Discussion in 'The Pub' started by nibor, Jul 28, 2009.

  1. the two rubber lines/sensor cables you often see nailed perpendicularly across a road, connecting to a data box chained up to something, what are these for?

    vehicle mass detection, vehicle type, vehicle frequency counters, speed detection, what? obviously they simply collect raw data, none of it can be identified to a specific motorist.

    at the moment i tend to slow down for them, simply in case they do detect speed, i dont need any more governments deciding more speed limit reductions or chicanes or speed bumps are required.
  2. They don't detect speed. To much variance in the wheel base etc to do that.

    From memory they are traffic counters
  3. But why would there be two lines run across the road, a counter only needs one line, but the presence of two lines at a fixed distance means they can measure speed as the front (OR back) wheel crosses and the time is measured.
  4. exactly, and they always seem spaced at the same width.
  5. And every vehicle has the same wheelbase?

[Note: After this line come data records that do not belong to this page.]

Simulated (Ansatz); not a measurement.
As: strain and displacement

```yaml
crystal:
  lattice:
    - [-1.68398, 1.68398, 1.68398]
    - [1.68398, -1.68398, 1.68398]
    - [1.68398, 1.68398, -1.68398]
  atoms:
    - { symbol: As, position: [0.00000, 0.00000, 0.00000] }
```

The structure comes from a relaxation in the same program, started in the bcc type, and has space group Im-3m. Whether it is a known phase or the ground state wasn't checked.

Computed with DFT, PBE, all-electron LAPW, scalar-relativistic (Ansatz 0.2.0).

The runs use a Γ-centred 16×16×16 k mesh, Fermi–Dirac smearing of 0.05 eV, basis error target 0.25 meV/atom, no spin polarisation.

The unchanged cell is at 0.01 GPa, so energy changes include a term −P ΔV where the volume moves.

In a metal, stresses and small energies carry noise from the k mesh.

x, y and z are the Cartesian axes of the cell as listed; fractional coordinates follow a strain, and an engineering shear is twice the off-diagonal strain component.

    I'm going to hazard a guess. It could be so that they can detect when a multiple axle vehicle has run over them (and vehicles with trailers).
  6. Wheelbase has nothing to do with it. It measures the time taken from tripping one line to the next - this can indicate speed. I have spoken to council folk about these and yes, they record speed, there was one out the front of my house for a while. They said they may/may not report it to the police but it's there more so for road use statistics and maintenance schedules.
  7. Oh yeah - Doh! dunno what I was thinking there... mind was on something else.
  8. Yes, they do detect speed !

    Working out at Cadia Mine years ago, the mine safety committee decided to put these cables across on Cadia Rd (Orange, NSW). This was done in secrecy to enforce that vehicle safety also extends to the road outside of the mine site.

    The results were posted up on the notice boards with great surprise.

    One result showed a multi-axle truck tripping the wires at 150+ km/h ! :eek: It showed the date, time and speed. The results also showed that the majority of the vehicles travelling from the mine (ie going home) were speeding, while the vehicles travelling to the mine travelled at a less speed.

    No doubt the results made everyone rethink their driving attitudes.
  9. sweet. thanks for the info guys!
    i shall continue to distort the statistics and slow down for these mofo's :grin:
  10. Some are used by council to detect the number of vehicles using a street. The two tubes allow them to work out which direction the vehicles are traveling. This is then matched to the time the vehicles are using the street. This allows the council to gain supportive evidence for residents complaints and allows them to work out measures to deal with traffic whether it be by signs or engineering measures such as speed humps, chicanes, etc.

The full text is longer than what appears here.